Energy Resources: Law & Policy
Energy is fundamental to the operation of modern economies and to everyday life. It is a highly evolving and fast-changing area of law and policy, and therefore an exciting topic in modern legal studies. This course covers energy resource law and policy in the United States governing the production, transportation, consumption, and disposal of a broad variety of energy resources.
From this course students will be able to: 1. Identify critical issues concerning the extraction and consumption of the world’s primary sources of energy: coal, oil, biofuels, natural gas, hydropower, nuclear, wind, solar, and geothermal energy; 2. Assess the basic tension between free market trading of energy and government regulation; 3. Analyse federalism issues and the division of U.S. regulatory authority governing energy production and use among federal, state, and local government authorities; 4. Apply the energy trilemma of security, equity and sustainability to a variety of energy sources and their use.
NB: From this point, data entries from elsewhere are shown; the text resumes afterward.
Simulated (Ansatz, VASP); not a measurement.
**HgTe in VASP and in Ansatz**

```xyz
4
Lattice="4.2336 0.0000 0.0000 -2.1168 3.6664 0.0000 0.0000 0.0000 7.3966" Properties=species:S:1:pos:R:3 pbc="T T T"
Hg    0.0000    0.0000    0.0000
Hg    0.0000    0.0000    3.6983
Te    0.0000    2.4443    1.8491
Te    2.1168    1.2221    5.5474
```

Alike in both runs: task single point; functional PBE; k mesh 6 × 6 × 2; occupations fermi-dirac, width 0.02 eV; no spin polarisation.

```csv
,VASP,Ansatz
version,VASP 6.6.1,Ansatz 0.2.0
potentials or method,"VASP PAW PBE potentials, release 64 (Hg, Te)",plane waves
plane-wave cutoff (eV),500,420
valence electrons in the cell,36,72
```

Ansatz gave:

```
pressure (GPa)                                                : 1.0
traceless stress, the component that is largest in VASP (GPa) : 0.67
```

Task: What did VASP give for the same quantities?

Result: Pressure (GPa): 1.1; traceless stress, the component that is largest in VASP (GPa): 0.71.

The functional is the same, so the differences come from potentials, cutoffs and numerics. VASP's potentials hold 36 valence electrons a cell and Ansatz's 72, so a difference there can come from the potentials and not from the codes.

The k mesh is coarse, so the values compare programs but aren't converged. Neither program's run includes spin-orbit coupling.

The first half of this course will focus on a broad range of energy sources, their extraction, production, transportation, consumption and disposal. The second half of this course will focus on hot topics in energy law and policy that highlight the complexity of energy transactions involved in the clean energy transition, such as smart grid technology, development and siting of clean energy, and the role of nuclear energy. While the course provides a basic introduction to the electricity grid and looks at smart grid technology, it focuses on a broad range of energy resources. The course does not focus on the electricity grid or electricity ratemaking, as these issues are covered in other courses such as LAW-336 Energy LaW: Electricity Regulation.